Drew Angerer | Getty Images News | Getty Images

Active managers are having a breakout year and Goldman Sachs has a way to mirror their strategy.

The share of mutual funds outperforming their benchmarks this year up to 42% in 2019 so far — beating their 10-year average of 34%, according to analysis by Goldman Sachs. The firm has a portfolio to track stocks where these funds have the most overweight positions. This year, the basket of stocks has outperformed the S&P 500 by 2.4 percentage points.

Although actively managed funds are still seeing net outflows, the exits were “significantly” lower this year.

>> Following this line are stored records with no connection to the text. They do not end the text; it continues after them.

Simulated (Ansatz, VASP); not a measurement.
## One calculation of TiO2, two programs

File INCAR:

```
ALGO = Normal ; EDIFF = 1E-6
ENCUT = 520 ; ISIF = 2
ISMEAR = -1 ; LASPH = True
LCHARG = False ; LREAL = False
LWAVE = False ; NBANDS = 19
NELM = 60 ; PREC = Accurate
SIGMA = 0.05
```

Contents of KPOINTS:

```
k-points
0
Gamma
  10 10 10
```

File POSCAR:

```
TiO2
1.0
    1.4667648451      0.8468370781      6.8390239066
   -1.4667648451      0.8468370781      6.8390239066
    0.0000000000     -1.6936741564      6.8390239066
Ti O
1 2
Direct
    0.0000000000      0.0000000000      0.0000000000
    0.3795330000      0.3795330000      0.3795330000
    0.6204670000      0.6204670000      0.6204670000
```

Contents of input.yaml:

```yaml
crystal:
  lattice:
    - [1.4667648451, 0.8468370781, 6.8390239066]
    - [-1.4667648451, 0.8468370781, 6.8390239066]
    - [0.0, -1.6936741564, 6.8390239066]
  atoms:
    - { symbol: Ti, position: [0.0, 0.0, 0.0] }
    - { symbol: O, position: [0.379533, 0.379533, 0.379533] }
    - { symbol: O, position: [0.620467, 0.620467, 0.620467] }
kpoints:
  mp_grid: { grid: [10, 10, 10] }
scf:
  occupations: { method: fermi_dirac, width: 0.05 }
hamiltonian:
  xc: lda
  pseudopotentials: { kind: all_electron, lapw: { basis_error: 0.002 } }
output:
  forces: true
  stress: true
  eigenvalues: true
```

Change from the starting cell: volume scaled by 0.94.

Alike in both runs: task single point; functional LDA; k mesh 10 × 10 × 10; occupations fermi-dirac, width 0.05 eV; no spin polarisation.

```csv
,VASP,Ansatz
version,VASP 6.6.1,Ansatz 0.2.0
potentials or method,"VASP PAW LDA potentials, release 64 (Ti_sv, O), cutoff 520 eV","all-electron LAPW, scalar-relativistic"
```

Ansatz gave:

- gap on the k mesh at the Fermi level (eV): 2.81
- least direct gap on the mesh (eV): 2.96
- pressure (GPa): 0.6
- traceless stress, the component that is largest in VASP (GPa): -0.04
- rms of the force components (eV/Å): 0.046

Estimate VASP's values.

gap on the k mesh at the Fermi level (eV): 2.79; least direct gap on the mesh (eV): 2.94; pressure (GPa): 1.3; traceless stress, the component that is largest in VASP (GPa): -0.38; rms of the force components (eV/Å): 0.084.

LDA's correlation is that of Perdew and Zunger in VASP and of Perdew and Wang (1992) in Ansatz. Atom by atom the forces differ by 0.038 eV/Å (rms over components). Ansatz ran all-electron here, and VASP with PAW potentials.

“Solid YTD fund returns, elevated uncertainty, and a ‘late-cycle’ mindset among investors have also likely reduced outflows from active management in 2019 relative to the past few years,” Goldman Sachs chief U.S. equity strategist David Kostin said in a note to clients Wednesday.

Goldman tracks performance through 50 stocks where the average large-cap funds are more bullish. The funds are most overweight Visa, Comcast, Salesforce.com, Google parent company Alphabet and ServiceNow. That group has outperformed mutual funds’ underweight positions by 1.6%. Mutual funds are most underweight Apple, Berkshire Hathaway, Exxon, Johnson & Johnson, and Amazon.

Kostin highlighted the winning strategy: taking more bets on the consumer discretionary sector where mutual funds are most overweight. Bets on the industrials sector have also benefited relative fund performance.

Fund managers have been dialing back exposure to industries and stocks most exposed to the ongoing U.S.- China trade war — a move “which has benefited relative fund returns in recent weeks.” Mutual funds are underweight the 20 stocks with the highest sales exposure to China by 54 basis points. Those names have lagged the S&P 500 since early May when President Donald Trump tweeted about raising tariffs to 25% tariffs on $200 billion of Chinese goods.

“The escalation in trade tensions has also likely supported recent relative fund returns,” Kostin said.

But you wouldn’t want follow mutual funds’ every move. Despite the solid performance, an overweight tilt towards the healthcare sector — biggest laggard year to date — was a miss for most active investors. The bulk of them also missed out by being mostly underweight on a Real Estate rally, which outperformed the S&P this year.

Active managers are also facing more pressure from a rise in low-cost passive investing. Fees on index funds and ETFs have plummeted in the past decade as asset managers compete on slashing fees. The amount of money invested in passive funds has more than doubled since 2009, now making up 54% of all assets under management, according to a Bank of America Merrill Lynch report last week.